You know when everything is dirty, you’ve nothing to wear, so you throw a washing on, eagerly awaiting that moment when everything comes out warm, clean and fresh?  And then the moment when you open the washer door, stick your hand in, yank out your entire wardrobe in earnest, only to realise that the machine hasn’t done its job?  It’s faulty?  It’s been on for nearly two hours and your stuff still smells like last nights chloroform?  Is that just me?  Well anyway that’s how I’ve been feeling recently about this whole indyref thing.  Dirty washing in spite of 40 degrees.  Allow me to explain.

I was born in England, (only because “we couldn’t get you up there fast enough”), to a Scottish mother and a father who was a “Scotsman wi’ his heid kicked in”.  Growing up I felt I was Scottish, because I was constantly told so and bullied accordingly by most of my peers.  My name is Stuart Jameson.  They were relentless in never letting me forget that: “you fuckin’ Scottish twat.”  Moving to and living in Glasgow from 19 onwards and suddenly I was a “fuckin’ English prick”.  To keep it short, I struggled with my national identity. 

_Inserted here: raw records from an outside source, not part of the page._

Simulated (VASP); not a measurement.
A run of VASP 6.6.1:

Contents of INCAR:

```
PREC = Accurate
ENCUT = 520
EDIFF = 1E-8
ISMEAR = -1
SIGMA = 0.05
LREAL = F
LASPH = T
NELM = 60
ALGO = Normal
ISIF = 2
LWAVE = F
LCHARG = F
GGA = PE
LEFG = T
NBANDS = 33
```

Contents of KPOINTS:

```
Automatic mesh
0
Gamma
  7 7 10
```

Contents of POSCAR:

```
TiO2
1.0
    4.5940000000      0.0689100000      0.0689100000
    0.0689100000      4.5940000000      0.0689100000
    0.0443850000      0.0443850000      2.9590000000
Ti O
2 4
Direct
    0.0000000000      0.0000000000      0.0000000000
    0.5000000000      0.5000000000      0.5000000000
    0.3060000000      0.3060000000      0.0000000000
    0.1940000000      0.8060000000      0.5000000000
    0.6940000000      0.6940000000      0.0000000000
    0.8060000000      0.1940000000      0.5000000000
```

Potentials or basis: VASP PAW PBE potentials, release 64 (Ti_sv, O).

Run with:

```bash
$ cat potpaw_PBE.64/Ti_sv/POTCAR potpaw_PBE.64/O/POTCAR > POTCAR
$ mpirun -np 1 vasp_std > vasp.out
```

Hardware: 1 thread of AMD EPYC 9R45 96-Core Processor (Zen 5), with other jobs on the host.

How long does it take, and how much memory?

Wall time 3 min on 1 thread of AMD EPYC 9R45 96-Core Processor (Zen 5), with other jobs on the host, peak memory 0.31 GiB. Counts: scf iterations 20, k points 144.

Not so since traveling, as every other nation I meet just accepts that I say “Scotland” when asked where I’m from.  I’m proud of my roots.  Scotland is (was, but always will be) my home, and that’s how I define it.  Simple as that.  One of my favourite songs to sing is Caledonia, which usually results in a glassy eye depending on how many whiskeys I’ve had.  Unless of course I meet someone from Scotland, who point-blank refuses to believe my heritage.  A lengthy explanation ensues, which results in still being denied any kind of acceptance due to my accent; even though I’ve lived in Scotland longer, probably know the whole country and its traditions better, don’t wear the kilt with flip-flops, and have an entire bloodline back to the year dot.  Mum was a Murray!  Get it roon’ ye!  Yet when meeting a Scot abroad, I just say “I’m British”.

Ah.  Now there’s the rub.

On the 18th of September, Scotland votes as to whether or not she wants to become “independent”.  For those not in the know, this would basically mean a break up of Great Britain as we know it.  Scotland, for the first time in its history, would govern itself, without answering to the powers that be in Westminster.  It sounds exciting doesn’t it?  So for the past few years, you’ve had the Scottish National Party (SNP) and its supporters, championing this devolution.  Hacking up a Union that has stood for 600 years.  Have they gone mad?! 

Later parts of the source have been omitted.